Once he's asleep I can slowly disconnect from him. Sometimes he wakes and cries so I stay. We put his big cot next to the bed and connected it with the sidecrib straps so he can only roll into his cot. I also move him into this cot if he is really deeply asleep.
at night I often don't as otherwise he constantly wakes--
The issue is he is now getting very mobile and starting to crawl around the bed and crawling up into our bed when we're asleep at 5am! So I will need to put the side of the cot back up. I would also like him to start sleeping there as my back is starting to hurt from the position I have to be in when cosleeping.
I'm not even going to put him into his own room yet, just get him to sleep in the cot next to me! Ive tried this and lie in the bed right next to him, but he still hates it and has to be completely on my mattress 🤣 he keeps crying and putting his arms up and trying to climb over. I feel really bad.
Has anyone had a similar thing and have they been able to get their child in the cot?
Whether rightly or wrongly im really only into gentle methods.
Try the no cry sleep solution. Lots of good ideas there for people like you and me.
OP are you me and did I write this post in a sleep deprived moment of madness?!
Also have a 10mo DS who is ON ME at all times. I love him and the closeness but also really need to actually work and clean house and wash self and sit alone without holding a child whilst he naps.
No advice here, just following to steal tips!
I also found that sorting falling asleep makes it much easier to repeat it in the night. All three of mine were in some form of cosleeper and by the third I learnt this.
I started by putting some time between milk and sleep, then moved to falling asleep in the cot (sometimes involved me being strict while they yelled but never left them). It is much easier if you have a partner who is willing to do this.
Once you have falling asleep in the cot sorted, you can repeat your method during the night. Or you can be a softie and give up at 5am and let them in for cuddles!
For DS it turned out he woke/cried less if he went to sleep in the same situation he’d be when he roused each sleep cycle. Otherwise he’d fully wake each cycle (so every
goddamned 45 minutes).
So we needed to put him at the start of the night where he would be later (in his cot beside our bed but with the side up, same as you) and just waaaaaaait while he figured out how to go to sleep there. It did involve tolerating him crying a bit, and it definitely involved having to make ourselves do the same thing each time he woke in the night instead of taking him in with us, which was hard because we were tired. But it didn’t involve ever leaving him alone to cry. And it helped within a couple of days.
Can't help much as have got my own crappy sleeper but what DID help a transition was to put the cot at the end of our bed rather than at my side. She's in her own room now quite happily, just wish she wouldn't wake up more than once a night (teeth/snot/just cos). Good luck, we will all get there in the end 😊
We were pretty much exactly your situation, a month ago, then we went to visit my family and he slept terribly the first couple of days and then fine.
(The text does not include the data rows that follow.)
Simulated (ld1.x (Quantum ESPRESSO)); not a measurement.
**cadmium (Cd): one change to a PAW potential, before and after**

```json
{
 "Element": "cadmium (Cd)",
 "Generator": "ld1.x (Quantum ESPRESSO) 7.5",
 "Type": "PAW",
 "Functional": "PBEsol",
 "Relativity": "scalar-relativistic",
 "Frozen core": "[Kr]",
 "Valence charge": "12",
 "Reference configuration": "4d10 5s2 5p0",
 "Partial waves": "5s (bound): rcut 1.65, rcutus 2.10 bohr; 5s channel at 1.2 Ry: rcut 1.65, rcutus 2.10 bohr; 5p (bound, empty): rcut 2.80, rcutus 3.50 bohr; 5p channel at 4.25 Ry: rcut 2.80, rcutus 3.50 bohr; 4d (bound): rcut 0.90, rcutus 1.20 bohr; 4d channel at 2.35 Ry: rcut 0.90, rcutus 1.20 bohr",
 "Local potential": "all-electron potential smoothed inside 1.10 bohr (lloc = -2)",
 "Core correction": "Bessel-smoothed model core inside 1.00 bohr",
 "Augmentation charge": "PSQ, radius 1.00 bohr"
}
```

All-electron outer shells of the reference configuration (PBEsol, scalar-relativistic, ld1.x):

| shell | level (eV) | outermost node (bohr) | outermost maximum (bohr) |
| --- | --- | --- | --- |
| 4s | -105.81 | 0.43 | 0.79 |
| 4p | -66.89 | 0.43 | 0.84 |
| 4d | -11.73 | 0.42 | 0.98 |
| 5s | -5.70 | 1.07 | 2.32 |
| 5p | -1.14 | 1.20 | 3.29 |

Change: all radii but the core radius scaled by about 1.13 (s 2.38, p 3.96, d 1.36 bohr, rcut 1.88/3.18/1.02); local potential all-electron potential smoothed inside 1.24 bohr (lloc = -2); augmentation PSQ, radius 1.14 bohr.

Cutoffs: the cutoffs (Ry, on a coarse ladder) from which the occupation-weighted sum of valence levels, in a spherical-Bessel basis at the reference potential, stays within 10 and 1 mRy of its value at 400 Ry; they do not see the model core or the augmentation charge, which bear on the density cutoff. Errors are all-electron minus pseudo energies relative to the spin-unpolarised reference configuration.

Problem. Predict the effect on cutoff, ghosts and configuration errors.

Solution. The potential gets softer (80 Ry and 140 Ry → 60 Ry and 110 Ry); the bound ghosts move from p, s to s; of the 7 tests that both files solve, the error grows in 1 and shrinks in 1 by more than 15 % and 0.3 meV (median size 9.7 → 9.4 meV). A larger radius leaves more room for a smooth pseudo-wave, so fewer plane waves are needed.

So we got home a week later and decided to move his cot into the next bedroom (originally we were planning side on first, then move gradually further away from our bed.)
Anyway first night was awful getting him to sleep, then after that no problem. I even think he sleeps better now.
The main thing was we never left him crying even for a minute, we made sure he is lying down in the cot rather then crawling around it, and if he gets distressed (rather then complaining/protesting cry) we pick him up until he calms down.
Now he is 11 months and we are wondering why we worried.
It is more tricky for breast feeding, as it's on another room, but it's a step in the right direction.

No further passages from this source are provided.